On Saturday morning, June 9, 1956, about 20 children were in the small frame houses or playing in yards on the 5800 block of 46th Avenue S., a typical postwar building-boom neighborhood of young families on the north edge of Wold-Chamberlain Field.

At 9:30 a.m. a stricken fighter jet wiped out the middle of the block, killing the pilot, a couple with two of their three small children, and a 7-year-old girl watching TV next door. The Navy Panther jet had developed engine trouble after taking off on a training flight from the naval air station and the pilot, Maj. George Armstrong, 33, of Edina, was trying to make it back to the field, now Minneapolis-St. Paul International Airport, for an emergency landing.

The plane slammed into the street and bounced into the house at 5820, killing Donald and Jane Garies and two of their three children, ages 6 and 2. A 9-year-old son was reportedly on a fishing trip with Cub Scouts. Also killed was a 7-year-old girl watching TV in the house next door. Flaming jet fuel set four neighboring houses on fire - altogether, 11 of 14 houses on the block were damaged.

Five more children - all under 10 - were burned critically and died over the next 19 days. They included a 6-year-old, a 7-year-old and all three children of Vincent and Doris Kieffer, who survived.

The crash was the second-worst, in terms of fatalities, in Minneapolis history. In March 1950 an airliner crashed on W. Minnehaha Parkway, killing 15.

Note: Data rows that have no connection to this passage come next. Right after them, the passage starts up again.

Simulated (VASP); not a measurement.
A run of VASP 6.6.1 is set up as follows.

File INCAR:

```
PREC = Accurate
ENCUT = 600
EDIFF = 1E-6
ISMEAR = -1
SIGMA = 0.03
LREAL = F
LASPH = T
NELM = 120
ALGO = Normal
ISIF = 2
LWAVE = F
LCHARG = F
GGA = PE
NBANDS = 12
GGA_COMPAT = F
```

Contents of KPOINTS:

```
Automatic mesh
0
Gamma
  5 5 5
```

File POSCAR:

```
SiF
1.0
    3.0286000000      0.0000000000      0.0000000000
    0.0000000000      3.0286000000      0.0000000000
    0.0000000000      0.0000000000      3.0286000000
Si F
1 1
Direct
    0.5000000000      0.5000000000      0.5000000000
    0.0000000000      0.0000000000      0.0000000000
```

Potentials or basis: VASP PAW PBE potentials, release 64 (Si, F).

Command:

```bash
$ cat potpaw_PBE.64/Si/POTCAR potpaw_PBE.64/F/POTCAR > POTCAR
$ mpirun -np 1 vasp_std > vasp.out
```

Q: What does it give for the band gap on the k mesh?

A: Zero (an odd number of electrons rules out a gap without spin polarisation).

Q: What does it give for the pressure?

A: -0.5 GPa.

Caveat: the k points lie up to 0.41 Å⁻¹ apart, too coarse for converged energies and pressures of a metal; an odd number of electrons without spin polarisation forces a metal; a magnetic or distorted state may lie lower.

The 1956 crash came four days after an Air Force Scorpion fighter jet hit a car on a road next to the airport. A 38-year-old Minneapolis woman and her 5-year-old daughter were killed. Her husband and son escaped injury. The family had driven out to see the new Metropolitan Stadium in Bloomington. The accidents brought an unsuccessful appeal from the Metropolitan Airports Commission chairman to ground some military jets at the airport.